WRITTEN BY

Carlos Marques

PUBLISHED ON

May 15, 2025

We Needed a Bigger Hammer

Exa recently purchased a 5 million dollar GPU cluster to train retrieval models over the web.

This cluster is a beast:

144 H200s
3,456 CPUs
270 TB NVMe SSD
20 TB GPU RAM
36 TB CPU RAM
100 KW operating power

It arrived at our datacenter in crates of bare-metal GPUs. And now it's running nearly 24/7, powering all concurrent workflows of our ML team.

As I write this, we're simultaneously embedding billions of pages, training a reranker, uploading checkpoints to a cache with S3 backups, all using a batch job framework that ensures reliability and reproducibility.

In this post, we'll explain in detail how we turned 18 hunks of bare metal into the streamlined infrastructure that powers our ML research.

Two clusters

Since the beginning of Exa in 2021, we've believed that neural approaches to web retrieval will win over traditional approaches (this is now almost certainly correct). That's why we spent half our 2021 seed money on our first GPU cluster — 10 nodes with 8xA100 GPUs each.

By late 2024, we had 100x larger inference requirements and 5x more ML engineers running lots of training experiments in parallel. We needed more compute.

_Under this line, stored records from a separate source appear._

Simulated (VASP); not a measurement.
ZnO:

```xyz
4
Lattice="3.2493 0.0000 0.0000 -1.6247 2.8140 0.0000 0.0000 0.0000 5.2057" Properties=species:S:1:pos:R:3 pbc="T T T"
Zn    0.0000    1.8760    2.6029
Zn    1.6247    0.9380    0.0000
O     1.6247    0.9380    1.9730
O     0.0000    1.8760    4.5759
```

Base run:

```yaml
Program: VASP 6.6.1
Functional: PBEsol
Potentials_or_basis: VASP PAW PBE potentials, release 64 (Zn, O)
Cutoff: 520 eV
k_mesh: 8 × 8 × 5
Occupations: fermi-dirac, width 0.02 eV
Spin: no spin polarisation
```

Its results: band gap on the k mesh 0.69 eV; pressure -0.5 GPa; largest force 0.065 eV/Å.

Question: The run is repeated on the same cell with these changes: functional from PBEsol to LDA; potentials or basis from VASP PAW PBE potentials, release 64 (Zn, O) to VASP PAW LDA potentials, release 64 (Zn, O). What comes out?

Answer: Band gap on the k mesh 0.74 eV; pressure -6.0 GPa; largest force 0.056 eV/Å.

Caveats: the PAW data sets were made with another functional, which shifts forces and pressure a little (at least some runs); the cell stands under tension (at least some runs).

So we stood up a second, larger 18-node fleet — the Exacluster 😉

Cluster 1: 80 A100s

80xNVIDIA A100-80 GB (8 per node)
10xSupermicro AS-4124GO-NART+
6.4 TB HBM
960 EPYC threads (96 per node)
10 TB DDR4 system RAM
~80 TB Gen-4 NVMe
Dual 100 GbE and NVLink v3 interconnect

Cluster 2: 144 H200s

144xNVIDIA H200-141 GB (8 per node)
18xLenovo ThinkSystem SR680a V3
20 TB HBM3
3,456 Xeon threads (192 per node)
36 TB DDR5-5600 system RAM
270 TB Gen-4 NVMe (12.8 TB per node)
Mellanox ConnectX-7 + BlueField-3 DPUs

Quick‑Look Scorecard

	Old Cluster (A100)	Exa Cluster (H200)	Combined
Nodes	10	18	28
GPUs	80	144	224
Total GPU RAM	6.4 TB	20 TB	26.4 TB
CPU Cores	960	3,456	4,416
System RAM	10 TB	36 TB	46 TB
Local NVMe	80 TB	270 TB	350 TB
FP16 PFLOPs*	~25	~143	~168

*ball-park, aggregated theoretical flops without sparsity

What this means is that a run that used to take a week to complete can now finish in ~1 day. No longer compute-bound! (as much)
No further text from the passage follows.